The U.N. Climate Change Conference in Copenhagen radically changed the international politics of climate change. Old alliances are shifting and new ones are forming in response to the Copenhagen Accord, the agreement not quite reached at the end of the conference.

United States negotiators began suggesting some of the fundamental features of the Accord, most notably non-binding emission reductions from all countries, at an October U.N. climate meeting in Bangkok. The drum beat continued in November in Barcelona, at the final preparatory meeting for COP 15 in Copenhagen, with growing support from the E.U. and other major industrial developed nations. Meanwhile, the African Union and most developing countries regarded the U.S. suggestion with contempt, considering it an attempt to shift some of the responsibility for greenhouse gas emission reductions onto them and perhaps even kill the Kyoto protocol. African Union countries briefly walked out of the Barcelona meetings until they were assured that Kyoto protocol negotiations about developed country emission reductions would continue with increased priority.

This is the context within which Meles Zenawi, the Prime Minister of Ethiopia, exercised his responsibilities as spokesperson for the African Union negotiating team. In September, he made clear that Africa was prepared to walk out of the negotiations if their minimum requirements were not met. As mentioned above, African negotiators made clear that their walkout threat was serious by briefly walking out in Barcelona.  Throughout the first week of the Copenhagen climate conference, Africa held the moral high ground, insisting upon an agreement that would hold average temperature increase to a maximum of 1.5 degrees Celsius and require developed country emission cuts of 45% by 2020.

Many had reservations about the selection of Meles to speak for Africa in Copenhagen. His human rights record is abysmal and his critics considered him a cynical opportunist unlikely to represent Africa well. In the second week of the Copenhagen conference, their fears were justified.

Prior to their arrival in Copenhagen at the end of the conference, Barack Obama telephoned Prime Minister Meles to ask for his help in building an agreement. Here’s the White House statement describing the call:

With Prime Minister Meles, the President reviewed efforts by the United States on climate change and reiterated his commitment to making progress. He expressed his appreciation for the leadership role the Prime Minister was playing in work with African countries on climate change, and urged him to help reach agreement at the Leaders summit later this week in Copenhagen. For his part, Prime Minister Meles stressed the importance of success in Copenhagen, and the need to find ways to make suitable progress on the mitigation, adaptation, and the provision of finance for the developing countries.

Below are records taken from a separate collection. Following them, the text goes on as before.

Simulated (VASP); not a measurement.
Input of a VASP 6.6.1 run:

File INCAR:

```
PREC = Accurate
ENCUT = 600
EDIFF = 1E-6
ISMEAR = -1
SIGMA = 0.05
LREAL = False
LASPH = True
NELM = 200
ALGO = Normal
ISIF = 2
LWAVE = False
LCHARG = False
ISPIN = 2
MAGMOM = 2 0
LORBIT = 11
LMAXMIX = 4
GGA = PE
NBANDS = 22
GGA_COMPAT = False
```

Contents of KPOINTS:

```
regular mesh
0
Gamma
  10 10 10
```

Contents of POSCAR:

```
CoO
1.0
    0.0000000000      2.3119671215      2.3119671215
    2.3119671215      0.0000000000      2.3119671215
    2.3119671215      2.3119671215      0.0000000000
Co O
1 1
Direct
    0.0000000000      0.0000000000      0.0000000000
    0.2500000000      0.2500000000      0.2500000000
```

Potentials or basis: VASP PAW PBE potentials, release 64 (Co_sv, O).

On the day after Obama’s call to Meles, the Ethiopian Prime Minister stopped off in Paris on his way to Copenhagen to meet with French President Sarkozy. In a shocking contradiction of the African Union’s public position, Meles Zenawi and Nicolas Sarkozy held a press conference to announce a joint proposal calling for a temperature increase maximum of 2 degrees C. Lumumba Stanislaus Di-Aping, the Sudanese Chairperson of the G77 and China developing nation negotiating group, has pointed out that 2 degrees Celsius would translate to 3.5 degrees Celsius for Africa according to the Intergovernmental Panel on Climate Change. That level of temperature increase would be “certain death for Africa”, according to Di-Aping.

The unilateral public reversal of Meles earned praise from Obama and Sarkozy, but criticism from fellow African Union members who made clear that the announcement was not based on consultation and did not represent either African Union or G77 positions.